From the “Empire” 2 May 1865 – Bushranging in the Far North-West – On the 26th of last month the station of Macleay, Little and Co. on the Culgoa, about 100 miles from Bourke was stuck up by four armed men. There were about five or six men on the station and Mr. Beaumont, one of the firm, was disposed to show fight, but there was no disposition among the others to help, so he was obliged to yield. They took what firearms and ammunition was to be had, and loaded two pack horses with shops and station stores, and took their departure. A special messenger was dispatched to Bourke, which place he reached on Monday evening.
Next morning sergeant Cleary and constable Byrne, with the messenger, started for the station, which they reached in the evening of the Wednesday. They took their tracker with them, who happily belongs to the neighbourhood where the affair took place. On the following morning, that is on Thursday, having got fresh horses, they started, accompanied by Mr. Beaumont and another black. In order that your readers may understand the difficulties of this pursuit, I may observe that the bushrangers had four days start of the police. They took up their tracks up the Brie and across the country to the Bokarra, from thence to the Narran. The bushrangers had fired the grass for some eighteen miles, to obliterate their tracks.

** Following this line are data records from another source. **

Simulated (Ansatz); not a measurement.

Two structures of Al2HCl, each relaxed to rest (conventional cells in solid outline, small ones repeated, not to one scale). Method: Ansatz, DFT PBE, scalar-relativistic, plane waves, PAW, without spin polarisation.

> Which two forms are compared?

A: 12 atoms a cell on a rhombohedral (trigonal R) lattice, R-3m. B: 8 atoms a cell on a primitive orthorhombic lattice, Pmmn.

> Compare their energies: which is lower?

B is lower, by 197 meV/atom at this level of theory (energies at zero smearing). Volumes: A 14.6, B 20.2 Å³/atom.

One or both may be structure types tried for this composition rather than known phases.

On the second night the police came to where it is thought the bushrangers had camped on Sunday night, the fire still burning. Here the gentlemen of the road had shot a bullock, and cut what meat they wanted out of the rump of the beast. The police took up the tracks next morning, which led them right into the Narran Lake. A considerable time was spent in looking about for the way they had passed out of the lake, which is about five miles across. At last the tracker found the track of a pickaninny and that of a gin, which would appear to be their way to water. Just before this they saw a horse galloping along the edge of the lake. The scrub being very thick, they followed the track up a hill, about three hundred yards from the lake, when, lo, they came upon the camp of the gentry, Mrs. Fredrick Ward, alias Captain Thunderbolt’s half-cast gin and pickaninnies were busy planting the stolen property. She recognised sergeant Cleary, and said, “So you are here again, are you, but you’re too late, they’re off; we saw you when you came on the lake this morning.” They found all the property stolen from the station, less what had been consumed – tea, sugar, flour, tobacco, slops, and three double-barrelled guns, loaded to the muzzle, and two pistols, ammunition, etc.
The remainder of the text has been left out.